On Hold Messages Reduce Perceived Hold Times and Prevent A Poor Customer Service Experience

On Hold Messages Reduce Perceived Hold Times and Prevent A Poor Customer Service Experience

It’s no secret that customers hate to wait. Whether we’re staring at our watches in a checkout line or tapping our fingers on hold, the time we spend waiting for service diminishes our customer experience. Long wait and hold times also mean lost sales, bigger service issues when they do come up, and customers who are ready to jump to another provider at a moment’s notice.

Already well documented across the web for having poor customer service, recently Comcast hit a new low, when played out on national media was an embarrassing display of customer service, or should I say lack thereof, when a customer wanted to cancel their service. And while not all business may be as bad as Comcast’s recent blunder, they’re also not alone when it comes to companies lacking when it comes to providing an enhanced customer service experience. In fact, according to a study by ACSI (the American Customer Satisfaction Index) showed that last year, 51% of US consumers switched service providers as a result of poor customer service experiences, and 90% complained about being put on hold for a long time.

The good news is companies can influence customers’ perceptions of on-hold wait times, even when they can’t decrease the actual time spent waiting. Beating wait time expectations bouys our mood. Look at Disney for example,they are the master of this science in their theme parks of applied reduced wait time psychology, so that its guests are pleasantly surprised when they ascend a ride ahead of schedule. Why? It’s simple. People who wait less than they anticipated leave happier than those who wait longer than expected. That’s why!

Does the amount of time you think you have been on hold affect how long you stay on hold? A CNN survey found that that 70 percent of callers in the United States who hold the line in silence hang up within 40 seconds. So, how can you reduce perceived on hold waiting time? The answer is simple.  Music On Hold and Messages! According to a study about telephone waiting times by Journal Of Consumer Psychology, music and on hold messages had a significant positive effect on perceived wait times. Additionally, research by North American Telecom found callers hearing music on hold will stay on the line 3 times longer when listening to on hold messaging, than callers who experience silence or canned music.

What is also notable is the fact that customer satisfaction isn’t just influenced by the actual amount of time spent waiting, but how customers spend that time is also important. Message On Hold not only helps to reduce the tension of waiting and the likelihood of hang-ups as well as lost customers and revenue, but it’s also an extremely affordable way to engage and market without upsetting them while they are waiting.

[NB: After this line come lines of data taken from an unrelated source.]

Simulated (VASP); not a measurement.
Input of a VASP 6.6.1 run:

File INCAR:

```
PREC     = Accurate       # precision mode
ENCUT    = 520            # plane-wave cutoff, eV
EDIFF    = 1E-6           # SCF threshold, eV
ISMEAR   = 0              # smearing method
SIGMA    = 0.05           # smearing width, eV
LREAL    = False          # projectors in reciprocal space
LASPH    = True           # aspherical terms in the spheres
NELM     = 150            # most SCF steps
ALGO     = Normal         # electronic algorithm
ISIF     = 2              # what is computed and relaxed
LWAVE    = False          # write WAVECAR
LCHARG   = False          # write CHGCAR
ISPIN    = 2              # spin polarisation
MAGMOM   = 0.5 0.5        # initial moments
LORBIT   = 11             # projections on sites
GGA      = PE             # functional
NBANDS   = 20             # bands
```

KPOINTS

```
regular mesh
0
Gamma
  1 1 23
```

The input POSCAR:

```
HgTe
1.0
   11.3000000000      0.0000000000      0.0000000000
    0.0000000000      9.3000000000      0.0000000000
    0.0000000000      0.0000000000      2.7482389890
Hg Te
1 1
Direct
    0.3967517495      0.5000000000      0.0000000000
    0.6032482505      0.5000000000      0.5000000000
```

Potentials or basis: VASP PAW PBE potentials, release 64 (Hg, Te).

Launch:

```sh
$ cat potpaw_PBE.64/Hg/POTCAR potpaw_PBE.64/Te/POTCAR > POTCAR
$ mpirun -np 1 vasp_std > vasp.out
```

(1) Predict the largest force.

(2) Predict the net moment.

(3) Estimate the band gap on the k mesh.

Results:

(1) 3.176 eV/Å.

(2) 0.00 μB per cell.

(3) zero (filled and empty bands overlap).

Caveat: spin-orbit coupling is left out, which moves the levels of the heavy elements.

Music On Hold has garnered a lot of attention lately, everyone form Marissa Mayer, CEO of Yahoo to Apple’s CEO Tim Cook has been in the news concerning their company’s hold music, and these are obviously 2 very big companies who understand the art of creating great customer service, versus the high costs associated with a bad customer experience.

Waiting — even the perception of wait time can drain revenues and resources, and ultimately lose callers to the competition. Improving the caller on hold experience, and reducing perceived wait times with the use of telephone on hold messages can easily become a source of competitive advantage for your brand.